What a day! I haven't hit a breaking point yet, but there is no way I could do this for four days. I really enjoyed my three classes today. One of them was about writing humor. My series certainly doesn't fall into the comedic genre. It has parts that are dark and face the problems of being broken, dirty and ugly. Humor is a nice way to keep a reader energized and remind them of that light at the end of the tunnel.
I ate lunch with a publisher/editor I really like and other writers who proudly wave their geek flags. Geeks are the best. Where else is "That's so weird!" a giant compliment? Geekland, that's where.
I also had my first chapter critique today. It went really well. My criticizer (I'm not positive that's the word I want) made two assumptions about me based on my work. One, that I was a college grad and two, that this manuscript was not my first writing project. Neither of these are true, and it was pretty awesome to hear from someone in the publishing world.
The following is her evaluation sheet. :)
She complimented my synopsis. I had never written one before, and all my research had outlined was a required length that varied from two paragraphs up to five pages. It needed a few more things, but since this was my first attempt, I'm proud of what I accomplished.

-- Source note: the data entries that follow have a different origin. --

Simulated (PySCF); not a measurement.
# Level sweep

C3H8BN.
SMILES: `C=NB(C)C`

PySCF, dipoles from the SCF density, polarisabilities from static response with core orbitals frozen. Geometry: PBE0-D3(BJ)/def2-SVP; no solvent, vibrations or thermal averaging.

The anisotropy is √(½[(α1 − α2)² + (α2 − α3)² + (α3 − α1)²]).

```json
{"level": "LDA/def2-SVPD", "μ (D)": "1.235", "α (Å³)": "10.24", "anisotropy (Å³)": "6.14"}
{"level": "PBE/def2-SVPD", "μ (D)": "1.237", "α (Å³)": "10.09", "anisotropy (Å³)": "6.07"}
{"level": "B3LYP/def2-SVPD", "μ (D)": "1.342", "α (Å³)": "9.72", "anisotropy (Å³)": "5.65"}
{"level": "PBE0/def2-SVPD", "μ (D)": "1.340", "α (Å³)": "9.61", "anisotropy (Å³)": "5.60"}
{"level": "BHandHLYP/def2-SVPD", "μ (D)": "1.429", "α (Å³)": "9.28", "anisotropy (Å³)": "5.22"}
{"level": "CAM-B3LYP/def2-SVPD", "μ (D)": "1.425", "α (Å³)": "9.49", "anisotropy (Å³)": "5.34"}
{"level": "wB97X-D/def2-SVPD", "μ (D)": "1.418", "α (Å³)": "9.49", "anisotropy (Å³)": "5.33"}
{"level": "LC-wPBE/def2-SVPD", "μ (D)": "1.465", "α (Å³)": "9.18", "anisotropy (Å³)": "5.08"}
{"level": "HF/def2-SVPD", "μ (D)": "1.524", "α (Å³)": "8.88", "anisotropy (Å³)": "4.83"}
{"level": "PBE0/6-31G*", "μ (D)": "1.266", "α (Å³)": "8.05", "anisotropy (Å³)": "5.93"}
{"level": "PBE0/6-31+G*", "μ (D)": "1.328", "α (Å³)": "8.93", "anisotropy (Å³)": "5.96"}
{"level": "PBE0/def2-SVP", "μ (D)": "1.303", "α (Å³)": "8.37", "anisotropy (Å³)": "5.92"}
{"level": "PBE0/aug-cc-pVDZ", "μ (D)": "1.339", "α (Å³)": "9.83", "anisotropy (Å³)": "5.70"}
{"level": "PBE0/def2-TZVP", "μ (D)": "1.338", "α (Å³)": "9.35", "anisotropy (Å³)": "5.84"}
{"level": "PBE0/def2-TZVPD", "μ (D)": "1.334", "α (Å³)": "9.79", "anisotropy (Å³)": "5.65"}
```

I could actually bask in this. Even the low point, "Most of the dialogue is flawless," is awesome. I've never had a single class on dialogue, and I know it's not nearly as strong as my action writing. She told me the tension I build is fantastic and at some point she got chills, even though this isn't her usual genre. Even you could see me right now, I might actually be glowing with happiness.
It wouldn't be fair if I posted all the things that were great about my first chapter, and then excluded the weaker points. I've done a decent job forcing myself out of passive voice, but there's always room to improve. My progress is even showing in my longhand. I'm honestly surprised with how much trouble I have conveying emotions to my readers. Relating to people is not something I struggle with in real life. It baffles me a little that I can lack that strength in my writing.
That was my day! Overall, it was excellent. Tomorrow I have class on dialogue. I can't tell you how much I'm looking forward to that. I also have a mentor appointment lined up as well as an agent appointment. No, I'm not pitching Demon. Not yet. The appointment was part of the conference fee. I'm confident my manuscript will be strong enough for publication this time next year. I figured I may as well sit down with an agent and ask some questions that will benefit me when the time is right.
The conference has been great so far. I even met a few gals who live in Bettendorf! Imagine that! Right now, I want to finish my homework, soak my feet in hot water, and get to bed!